Highlights
Ripple XRP lawsuit with the Gary-Gensler-led United States Securities and Exchange Commission (SEC) that has lasted for over three years has reached an advanced level as they have now moved to the remedies stage.
Several observers are expecting a resolution or even a mutual agreement that will mark the end of the lawsuit.
According to American attorney James K. Filan, Magistrate Judge Sarah Netburn who was recently nominated to serve as the District Judge for the South District of New York, issued a scheduling order in the ongoing legal battle.
The scheduling order in question was in place of Ripple’s request to dismiss the SEC’s recent expert submissions.
It is worth acknowledging that the submission could strengthen the SEC’s case for remedies and a final judgment.
Consequently, the judge approved an extension till April 29, 2024 for the SEC to give a rebuttal to Ripple’s motion, and three business days for the crypto payment platform to reply.
Judge Netburn has allegedly displayed a favorable stance towards Ripple in the course of the case, giving the crypto firm and its supporters hope that the lawsuit would go in favor of the firm.
At the moment, there are varying opinions as to what direction the lawsuit could end; some in favor of the securities regulator and others in support of Ripple.
Attorney Jeremy Hogan strongly believes that the Ripple XRP lawsuit will see an end this summer but not without a $100 million settlement from Ripple. The attorney’s proposed settlement is a far-cry from the $2 billion penalty that the SEC previously requested for. Precisely, the regulator asked Ripple to pay $876,308,712 in disgorgement and $198,150,940 in prejudgment interest.

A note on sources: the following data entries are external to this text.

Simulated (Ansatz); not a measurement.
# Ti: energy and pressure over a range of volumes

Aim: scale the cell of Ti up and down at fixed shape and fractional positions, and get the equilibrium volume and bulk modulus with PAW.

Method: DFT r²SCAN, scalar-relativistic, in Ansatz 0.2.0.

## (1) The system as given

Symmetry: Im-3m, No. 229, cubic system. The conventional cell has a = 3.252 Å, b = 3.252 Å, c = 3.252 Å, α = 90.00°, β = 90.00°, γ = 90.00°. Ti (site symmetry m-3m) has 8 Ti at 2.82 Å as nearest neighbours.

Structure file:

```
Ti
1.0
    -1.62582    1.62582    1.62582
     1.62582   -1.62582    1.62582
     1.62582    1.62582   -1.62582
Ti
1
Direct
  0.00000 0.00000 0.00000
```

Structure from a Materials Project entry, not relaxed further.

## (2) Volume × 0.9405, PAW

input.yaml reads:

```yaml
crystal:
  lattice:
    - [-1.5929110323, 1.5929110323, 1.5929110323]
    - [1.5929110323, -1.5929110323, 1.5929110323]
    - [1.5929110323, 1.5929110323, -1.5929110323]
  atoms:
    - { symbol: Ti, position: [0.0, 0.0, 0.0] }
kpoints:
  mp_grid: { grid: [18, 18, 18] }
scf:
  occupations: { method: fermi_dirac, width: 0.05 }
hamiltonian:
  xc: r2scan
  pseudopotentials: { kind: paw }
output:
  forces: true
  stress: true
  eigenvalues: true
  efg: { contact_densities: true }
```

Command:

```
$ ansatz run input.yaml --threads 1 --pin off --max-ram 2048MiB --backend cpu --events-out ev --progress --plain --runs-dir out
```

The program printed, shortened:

When the SEC made this outrageous demand, Hogan was one of those who criticized the actions of the Commission. He noted that the demand of the regulator is inconsistent with its mission to safeguard the investors.
Ripple’s CLO Stuart Alderoty, also stated that the penalty should be no more than $10 million, which the company agreed to pay for violation of Section 5 of the Securities Act of 1933 for offering XRP under institutional investment contracts.